We've so far covered the trigonometric representation of an oscillation. Let's cover the other form now: the complex number. \(y = A \cos(\omega t + \phi)\) is exactly equal to

\[y = \Re A e^{i(\omega t + \phi)} \]

Where \(\Re\) means "the real part of"

Let's suppose we have some oscillator that is described by the differential equation

\[m \ddot{x} + r \dot{x} + kx = 0\]

Let's assume a solution to this equation takes the form \(x = \Re (z)\), where \(z\) is some complex number \(Ae^{\alpha t}\) and \(A\) and \(\alpha\) are complex constants. Let's show that this solution holds if

\[(m \alpha^2 + r \alpha + k)z = 0\]

We start with derivatives

\[x = \Re{z} = \Re{A e^{\alpha t}}\]

\[\dot{x} = \Re{A \alpha e^{\alpha t}}\]

\[\ddot{x} = \Re{A \alpha^2 e^{\alpha t}}\]

So,

\[-kx - r \dot{x} = m \ddot{x}\]

\[-k \Re(A e^{\alpha t}) - r \Re(A \alpha e^{\alpha t}) = m \Re(A \alpha^2 e^{\alpha t})\]

Which rearranges to

\[\Re((k + r \alpha + m \alpha ^2)z) = 0\]

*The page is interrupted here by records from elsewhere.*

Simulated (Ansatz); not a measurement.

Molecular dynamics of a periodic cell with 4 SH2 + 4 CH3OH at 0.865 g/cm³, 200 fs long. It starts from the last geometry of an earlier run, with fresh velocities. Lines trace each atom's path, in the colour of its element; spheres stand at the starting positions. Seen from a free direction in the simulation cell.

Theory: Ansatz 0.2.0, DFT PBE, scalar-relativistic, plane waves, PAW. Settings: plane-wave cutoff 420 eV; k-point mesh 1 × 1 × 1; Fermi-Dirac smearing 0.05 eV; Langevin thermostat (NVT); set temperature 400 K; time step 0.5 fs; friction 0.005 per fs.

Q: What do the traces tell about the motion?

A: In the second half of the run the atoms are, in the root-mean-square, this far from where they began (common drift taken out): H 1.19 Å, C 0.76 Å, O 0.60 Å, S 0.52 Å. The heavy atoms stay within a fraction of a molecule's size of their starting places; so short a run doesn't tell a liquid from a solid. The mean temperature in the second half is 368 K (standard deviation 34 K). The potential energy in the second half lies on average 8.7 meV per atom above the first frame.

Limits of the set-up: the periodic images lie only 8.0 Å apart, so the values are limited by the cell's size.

And our solution will suffice if \((m \alpha^2 + r \alpha + k)z = 0\) is enforced.

A trivial solution is obviously \(z=0\), but we want to find the more interesting solutions (that's just the kind of people physicists are. At any rate, \(z=0\) indicates that nothing is happening i.e. no movement, no oscillations). So, we need to find the values of \(\alpha\) for which the bracket is 0.

\[m \alpha^2 + r \alpha + k = 0\]

We can use the simple quadratic equation here to help us solve this

\[\alpha = \frac{-b \pm \sqrt{b^2 - 4ac}}{2a}\]

\[a=m, b=r, c=k\]

\[\alpha_1 = \frac{-r + \sqrt{r^2 - 4mk}}{2m}\]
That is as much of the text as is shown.